Of course I mean data race, most people in such a thread will implicitly understand that is the race meant. Nobody building a webshop with limited supplies wants to prevent "first come first served", it barely makes sense to think about preventing that kind of race

Data races have obvious real world analogues, they are just so obvious people naturally synchronize. You can look over someone's shoulder while they update a paper master copy and observe data tearing as they erase a field and start writing in another value while that is inconsistent with the rest of the form. It is easy to see that data is being modified and wait until the writer is complete instead of memorizing a partial update and walking away to make decisions on the basis of the incomplete information. A good mutex/rwlock is like having a private separate room to go into to make the update so that no overeager person can even observe the partial update (some languages have non callback style mutexes so there the mutex/lock is the analogue of the visual cue that someone is performing the update). I don't find this at all strange to consider. In a concurrent system it is just all too easy to forget that there are other threads (analogue of people) reading/modifying at the same time. So rust makes that manifest through the borrow checker and it becomes obvious.

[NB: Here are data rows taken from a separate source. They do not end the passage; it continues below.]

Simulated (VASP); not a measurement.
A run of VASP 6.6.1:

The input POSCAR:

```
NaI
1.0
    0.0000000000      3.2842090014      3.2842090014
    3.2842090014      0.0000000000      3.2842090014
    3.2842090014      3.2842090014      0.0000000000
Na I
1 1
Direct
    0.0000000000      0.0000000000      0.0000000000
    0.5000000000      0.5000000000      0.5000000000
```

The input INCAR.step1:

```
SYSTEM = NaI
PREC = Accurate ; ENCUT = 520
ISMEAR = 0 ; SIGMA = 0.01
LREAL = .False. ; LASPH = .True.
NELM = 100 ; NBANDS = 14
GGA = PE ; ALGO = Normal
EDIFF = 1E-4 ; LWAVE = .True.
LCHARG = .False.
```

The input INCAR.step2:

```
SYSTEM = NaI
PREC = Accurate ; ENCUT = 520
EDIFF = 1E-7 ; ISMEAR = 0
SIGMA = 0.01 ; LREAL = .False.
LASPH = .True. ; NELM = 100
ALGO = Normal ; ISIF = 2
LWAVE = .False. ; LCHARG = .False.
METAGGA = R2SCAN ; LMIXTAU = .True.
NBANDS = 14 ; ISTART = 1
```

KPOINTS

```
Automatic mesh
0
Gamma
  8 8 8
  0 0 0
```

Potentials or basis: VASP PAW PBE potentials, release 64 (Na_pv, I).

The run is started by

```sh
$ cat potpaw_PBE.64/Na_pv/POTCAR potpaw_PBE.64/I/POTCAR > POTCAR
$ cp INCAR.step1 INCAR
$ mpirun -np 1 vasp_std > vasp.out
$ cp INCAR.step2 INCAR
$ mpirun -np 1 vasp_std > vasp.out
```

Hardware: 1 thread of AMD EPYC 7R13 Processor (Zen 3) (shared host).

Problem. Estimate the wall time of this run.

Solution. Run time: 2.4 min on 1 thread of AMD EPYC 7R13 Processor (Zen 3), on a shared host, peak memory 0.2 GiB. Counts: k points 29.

Rust prevents more than just data races. Even in single threaded code, if you have a reference to a struct (without explicitly choosing interior mutability), you are guaranteed that its value has not changed since the last time you read it, despite other parts of the code having a reference to it. You don't need to make defensive copies. Some people may find this useful, but generally it won't be enough to convince someone to drop their current language in favor of rust. This transfers into multi-threaded code as well: only a single thread can make modifications to a struct through a reference xor as many threads as you want can read from the struct with references. You can easily write go/java/python programs that have these features and so don't feature data races, but they are difficult to reason about: how do you know that there is only a single reference featuring mutation or many threads only reading? The answer requires non-local knowledge which is difficult to reason about and this is enough for some people to consider rust where the answer is local (defined by the variable).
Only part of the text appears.